Cashing in on Africa’s digital economy
January 29Africa’s digital economy is booming—and it’s just getting started. By 2025, the continent’s digital economy is expected to grow to over $300 billion, riding on the wave of mobile access and other technologies. Commonwealth Correspondent Carole Nyemeck, 27, from Yaoundé in Cameroon, says taxing digital services and goods could bring in much-needed revenue, some of which could be ploughed back into boosting the continent’s technological growth.
The African Union, with support from the World Bank, has come up with a digital “moonshot”—an ambitious plan to bring high-speed connectivity to all the continent’s citizens and lay the foundations for a vibrant digital economy.
If this goes according to plan, a potential 1.65 to 1.71 billion Africans would be digitally connected by 2030, based on population growth projections by the United Nations. Just think how much African countries could raise through taxation of digital goods and services.
A tax is a compulsory financial charge or a type of levy imposed upon a taxpayer by a governmental authority in order to fund government expenditure and delivery of public services.
Most African countries have laws and regulations in place for taxing digital goods and services. However, many are still very basic and do not cover the whole spectrum of the growing and changing digital economy.
In Cameroon, for example, taxes are levied on digital equipment, calls and data. Phones and electronic tablets can be imported and are exempt from customs duty and tax, provided that duties are paid through a levy attached to phone calls, and are declared and sent by telecoms operators on the 15th of every month to the relevant customs service.
Downloading of applications developed in another customs zone to phones and electronic tablets attracts a flat rate of FCFA 200 per application. However, if the provider is based outside of Cameroon, there is no way to enforce the collection of this tax.
Starting this financial year, Cameroon’s government announced it would apply value-added tax (VAT) to goods and services sold on Cameroonian territory through e-commerce platforms.
In Senegal, along with the VAT, mobile consumers have to pay an additional tax charged on telecoms services at 5% of revenue, and operators also have to pay additional sector-specific taxes.
Mobile money transactions on Kenya’s digital platform M-Pesa have been subject to a tax of 10%. But with a boom in the country’s mobile money transactions, the Kenya Revenue Authority has asked government to grant them access to all mobile money transactions on this and other platforms, so that it can identify further opportunities for taxation.
It is not just the sale of digital technology and digital transactions that can provide a source of tax revenue. Data is a prized commodity. A 2019 study by global mobile operators network GSMA showed that 456 million people in Africa were connected to digital platforms. This means that they provided their data to technology companies, and the latter did not pay the appropriate digital taxes.
In response to a need for robust policies on digital economy taxation, in 2015 the Organisation for Economic Co-operation and Development (OECD) established an action plan for using value-added tax (VAT) to help countries take on the challenge.
South Africa was one of the early adopters of the policy, introducing a tax on digital goods. By February 2019, this digital tax had generated approximately $208 million in revenue.

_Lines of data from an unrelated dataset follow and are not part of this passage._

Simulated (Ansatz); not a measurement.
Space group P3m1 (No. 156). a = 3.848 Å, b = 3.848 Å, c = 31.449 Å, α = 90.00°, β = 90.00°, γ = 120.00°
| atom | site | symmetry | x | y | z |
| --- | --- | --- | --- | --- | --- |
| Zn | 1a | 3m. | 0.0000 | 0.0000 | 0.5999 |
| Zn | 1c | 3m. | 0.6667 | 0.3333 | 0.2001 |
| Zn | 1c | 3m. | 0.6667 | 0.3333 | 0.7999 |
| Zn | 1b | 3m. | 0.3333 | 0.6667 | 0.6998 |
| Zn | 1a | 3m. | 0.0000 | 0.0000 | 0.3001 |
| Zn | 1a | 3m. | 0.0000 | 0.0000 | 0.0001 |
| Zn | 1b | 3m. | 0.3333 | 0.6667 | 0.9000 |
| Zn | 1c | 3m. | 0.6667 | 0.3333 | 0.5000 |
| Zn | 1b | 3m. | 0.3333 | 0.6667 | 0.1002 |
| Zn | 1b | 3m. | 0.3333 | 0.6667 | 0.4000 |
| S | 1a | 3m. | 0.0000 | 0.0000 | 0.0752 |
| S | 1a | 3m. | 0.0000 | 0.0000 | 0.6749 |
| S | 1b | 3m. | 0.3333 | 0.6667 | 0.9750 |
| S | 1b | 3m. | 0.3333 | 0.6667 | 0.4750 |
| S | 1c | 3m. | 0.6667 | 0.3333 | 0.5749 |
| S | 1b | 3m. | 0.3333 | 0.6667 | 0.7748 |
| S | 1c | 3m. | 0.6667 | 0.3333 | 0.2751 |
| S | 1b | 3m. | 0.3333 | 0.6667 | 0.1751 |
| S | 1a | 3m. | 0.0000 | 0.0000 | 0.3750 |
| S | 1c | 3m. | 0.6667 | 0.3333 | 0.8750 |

Although there are many opportunities to generate revenue from the digital economy, there are a number of challenges countries would need to overcome.
How do you impose tax based on the traditional taxation principle of physical presence when many digital economies are virtual or are based in locations that are favourable to tax purposes? Also, what portion of profits should be taxed?
The OECD is leading work on digital taxation under two pillars:
Pillar One: Re-allocation of taxing rights
- Addresses the question of business presence and activities without physical presence;
- Will determine where tax should be paid and on what basis;
- Will determine what portion of profits could or should be taxed in the jurisdictions where customers and/or users are located;
Pillar Two: Global anti-base erosion mechanism
- Will help to stop the shifting of profits to low or no-tax jurisdictions facilitated by new technologies;
- Will ensure a minimum level of tax is paid by multinational enterprises (MNEs);
- Levels the playing field between traditional and digital companies.
African governments have already begun to tap into taxation of the digital economy. However, they should first focus taxation on digital calls and data rather than on equipment and specific sectors.
A 2009 study showed that in Kenya VAT exemptions on mobile handsets contributed to growth and employment in the country. Rwanda and Senegal have successfully followed similar exemptions on mobile handsets.
Secondly, African governments should allocate some of the revenue from digital taxation to resourcing technology, for example paying for free internet, providing free access to digital resources and skills-building in schools, improving the country’s digital infrastructure, acquiring state-of-the-art satellites and broadband networks, and reducing the cost of connectivity to ensure that no one is left behind.